The Lloyds Banking Group (LSE:LLOY) share price has continued to sink in May. In fact, recent declines mean the FTSE 100 stock is now cheaper than it was at the start of 2023.
Lloyds shares are attracting fresh attention from bargain investors following this descent. During the last trading week the ‘Black Horse Bank’ was the second-most bought of all stocks on Hargreaves Lansdown’s trading platform.
On paper it’s not difficult to see why. At 45.81p per share, the company trades on a forward price-to-earnings (P/E) ratio of six times. It also carries a market-beating 6.1% dividend yield for this year.
Yet I still have huge reservations about adding Lloyds shares to my portfolio. Here are three reasons I’d rather buy other cheap FTSE shares right now.
Rates boost
High interest rates are critical for banks. They raise the margin between the interest they offer to savers and what they demand from borrowers.
Latest financials from Lloyds last week illustrate the impact rate increases can have on revenues. Total income at the bank soared 15% (to £4.7bn) in quarter one as the Bank of England continued hiking its benchmark.
Pleasingly for the FTSE firm, it looks like rate setters will remain committed to current policy, too. Inflation remains stubborn and expectations for the BoE to keep tightening policy remains intense.
Indeed, Goldman Sachs analysts now expect UK interest rates to hit 5% this year. That’s up from current levels of 4.25%. There’s a good chance that City forecasts will keep rising, too, as monthly inflation reports continue to surpass projections.
Credit woes
The bank also continues to stack up credit impairments (it stashed away another £243m in the first quarter to cover bad loans). And as interest rates rise and the economy struggles, the strain on individuals and businesses will keep growing.
Economic outlook
I’m also concerned about the murky long-term outlook for Britain’s economy and how this could impact Lloyds’ profits. Structural issues like low productivity, high private and public debt, trade restrictions and worker shortages all threaten GDP growth.
Unlike other UK banks such as Barclays, HSBC and Santander, Lloyds can’t look to foreign markets to help drive profits.

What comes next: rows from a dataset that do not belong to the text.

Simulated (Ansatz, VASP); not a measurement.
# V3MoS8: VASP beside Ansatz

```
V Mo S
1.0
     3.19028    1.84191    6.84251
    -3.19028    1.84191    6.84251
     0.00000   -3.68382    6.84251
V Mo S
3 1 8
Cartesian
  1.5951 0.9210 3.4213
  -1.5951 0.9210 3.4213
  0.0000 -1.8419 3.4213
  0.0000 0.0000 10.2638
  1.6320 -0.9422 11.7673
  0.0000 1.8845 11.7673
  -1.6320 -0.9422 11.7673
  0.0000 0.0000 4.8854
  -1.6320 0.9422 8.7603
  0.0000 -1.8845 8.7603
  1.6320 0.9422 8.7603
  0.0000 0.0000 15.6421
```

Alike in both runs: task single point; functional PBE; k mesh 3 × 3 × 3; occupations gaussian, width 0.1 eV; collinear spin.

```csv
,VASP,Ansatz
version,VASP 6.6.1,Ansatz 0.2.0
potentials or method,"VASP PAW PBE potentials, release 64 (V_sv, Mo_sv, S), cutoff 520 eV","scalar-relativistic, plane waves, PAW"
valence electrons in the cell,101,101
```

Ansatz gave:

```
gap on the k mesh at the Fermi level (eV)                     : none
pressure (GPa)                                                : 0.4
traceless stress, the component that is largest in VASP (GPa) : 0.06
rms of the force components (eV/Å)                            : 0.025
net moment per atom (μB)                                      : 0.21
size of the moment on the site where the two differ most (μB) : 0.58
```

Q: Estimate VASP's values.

As if this wasn’t enough, the retail bank also faces fierce competition from new digital banks. It is losing market share as a consequence, while margins are coming under pressure as it tries to cling to its existing customers and win new business. It is is also having to invest heavily to digitalise its operations to better compete with the new kids on the block.
There are many top FTSE 100 stocks for me to purchase today. So I’m happy to pass on Lloyds shares and look for other cheap shares to add to my portfolio.